Beaver Blood Moon: Here are some key facts about the upcoming celestial display, which coincides with Election Day in the United States, as well as about lunar eclipses in general.
Weather permitting, nighttime skywatchers from East Asia to North America will be treated to the rare spectacle of a “Beaver blood moon” on Tuesday, as the Earth, moon, and sun align to produce a total lunar eclipse for the last time until 2025.
Here are some key facts about the upcoming celestial display, which will coincide with Election Day in the United States, as well as about lunar eclipses in general.
A total lunar eclipse occurs when the Earth completely casts its shadow over a full moon, blocking all direct sunlight from the lunar orb and dimming the moon’s color to a reddish hue, hence the term “blood moon.”
This is only possible when the Earth’s, moon’s, and sun’s orbits align so that the moon is directly behind Earth in relation to the sun. Otherwise, because the moon’s orbit around Earth is usually tilted relative to Earth’s orbit around the sun, it passes above or below Earth’s shadow.
Why is it red?
The reddish appearance of the lunar surface – the moon does not completely disappear from view – is caused by rays of sunlight filtered and refracted as they pass through Earth’s atmosphere, bathing the moon indirectly in a dim copper glow.
The degree of redness is determined by atmospheric conditions such as air pollution, dust storms, wildfire smoke, and even volcanic ash.
According to NASA, total lunar eclipses occur about once every year and a half. However, the interval varies. The blood moon on Tuesday will be the second of the year, following one in mid-May. The next one isn’t scheduled to happen until March 14, 2025.
Where can it be seen?
The eclipse will be visible from eastern Asia, Australia, the Pacific, and North America on Tuesday. Skywatchers in Asia and Australia will see it during the evening moonrise, while observers in North America will see it in the early morning hours before the moon sets. It will be visible to the naked eye in those areas where the skies are clear.
How long does it last?
The eclipse will last nearly six hours as the moon gradually edges into the Earth’s paler, outer shadow, or “penumbra,” then into the Earth’s darker, inner shadow, or “umbra,” before reaching totality and emerging from the other side.
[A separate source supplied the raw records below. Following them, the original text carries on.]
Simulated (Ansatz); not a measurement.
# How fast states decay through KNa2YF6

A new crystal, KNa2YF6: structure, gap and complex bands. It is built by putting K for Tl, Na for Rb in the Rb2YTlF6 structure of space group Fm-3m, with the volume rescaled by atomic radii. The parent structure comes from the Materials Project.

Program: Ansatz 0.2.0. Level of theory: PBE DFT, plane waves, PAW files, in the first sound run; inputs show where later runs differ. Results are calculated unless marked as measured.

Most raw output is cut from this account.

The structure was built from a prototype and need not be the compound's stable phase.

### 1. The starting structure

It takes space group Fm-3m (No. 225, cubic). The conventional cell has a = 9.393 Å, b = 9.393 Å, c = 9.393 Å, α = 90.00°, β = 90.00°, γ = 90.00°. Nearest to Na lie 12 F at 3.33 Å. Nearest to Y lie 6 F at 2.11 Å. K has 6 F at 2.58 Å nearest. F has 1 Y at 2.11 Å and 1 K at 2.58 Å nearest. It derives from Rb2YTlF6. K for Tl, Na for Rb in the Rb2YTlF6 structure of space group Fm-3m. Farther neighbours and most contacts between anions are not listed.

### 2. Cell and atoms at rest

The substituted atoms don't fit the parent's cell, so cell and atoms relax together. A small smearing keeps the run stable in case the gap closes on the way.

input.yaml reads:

The entire display will last from 12:01 a.m. PST until just before 6 a.m. PST on the West Coast of the United States, with the total eclipse phase lasting about 90 minutes and peaking at 3 a.m. PST.
Why does Beaver moon?
The event on Tuesday will coincide with the “Beaver Moon,” a name given to the full moon in November by the Old Farmer’s Almanac based on Algonquian languages once spoken by Native Americans in the New England territory. When combined with the phenomenon of a total lunar eclipse, it is commonly referred to in the United States as a “Beaver blood moon.”